Re: Compatibility of functors with limits

Re: Compatibility of functors with limits

[Tom Leinster]

Mamuka Jibladze wrote:

> A related question: does anybody know any analogs of the
> Freyd's Adjoint Functor Theorems for functors between
> in(co)complete categories?

Borceux states the 'More General Adjoint Functor Theorem' in Vol 1, 6.6.1
of his Handbook.  This requires only that the codomain of the hoped-for
left adjoint is Cauchy-complete (and of course that the known functor has
some properties: it is 'absolutely flat' and satisfies some solution set
conditions).

Here's a representability theorem, presumably related.  Let C be a small,
Cauchy-complete category and let X: C ---> Set.  Then

   X is representable  <=>  X respects small limits.
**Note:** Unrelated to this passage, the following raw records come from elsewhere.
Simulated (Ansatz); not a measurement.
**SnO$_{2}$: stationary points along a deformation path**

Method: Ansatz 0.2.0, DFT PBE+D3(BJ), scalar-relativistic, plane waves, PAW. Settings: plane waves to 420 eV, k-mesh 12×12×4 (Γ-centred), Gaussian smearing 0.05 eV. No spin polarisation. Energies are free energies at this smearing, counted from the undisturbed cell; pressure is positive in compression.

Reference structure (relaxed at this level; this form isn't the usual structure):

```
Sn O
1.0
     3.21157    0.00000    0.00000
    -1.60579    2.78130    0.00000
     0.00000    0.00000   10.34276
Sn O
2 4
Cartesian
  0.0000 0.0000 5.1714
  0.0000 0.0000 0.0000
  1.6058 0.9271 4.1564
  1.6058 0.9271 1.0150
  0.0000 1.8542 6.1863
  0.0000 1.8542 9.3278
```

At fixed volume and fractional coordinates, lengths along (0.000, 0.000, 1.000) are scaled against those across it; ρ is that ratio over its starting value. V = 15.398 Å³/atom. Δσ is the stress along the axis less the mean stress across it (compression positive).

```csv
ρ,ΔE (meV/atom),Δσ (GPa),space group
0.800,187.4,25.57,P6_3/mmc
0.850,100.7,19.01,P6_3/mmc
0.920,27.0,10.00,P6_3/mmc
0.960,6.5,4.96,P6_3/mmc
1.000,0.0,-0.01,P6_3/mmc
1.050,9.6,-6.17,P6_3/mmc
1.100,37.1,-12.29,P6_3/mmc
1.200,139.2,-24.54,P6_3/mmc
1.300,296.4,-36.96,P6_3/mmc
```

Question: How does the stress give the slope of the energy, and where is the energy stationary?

The same goes for familial representability and connected limits.  Proofs
are at

   http://www.ihes.fr/~leinster/rr.ps

Tom

Re: Compatibility of functors with limits

[Tom LEINSTER]

Mamuka Jibladze wrote:

> It just occurred to me that there is something closely related
> in lattice theory; unfortunately I cannot give a reference, but
> I remember that one calls a subposet P' of a poset P
> relatively (co)complete if whenever a subset of P' has an upper
> bound in P, it has a least upper bound in P'.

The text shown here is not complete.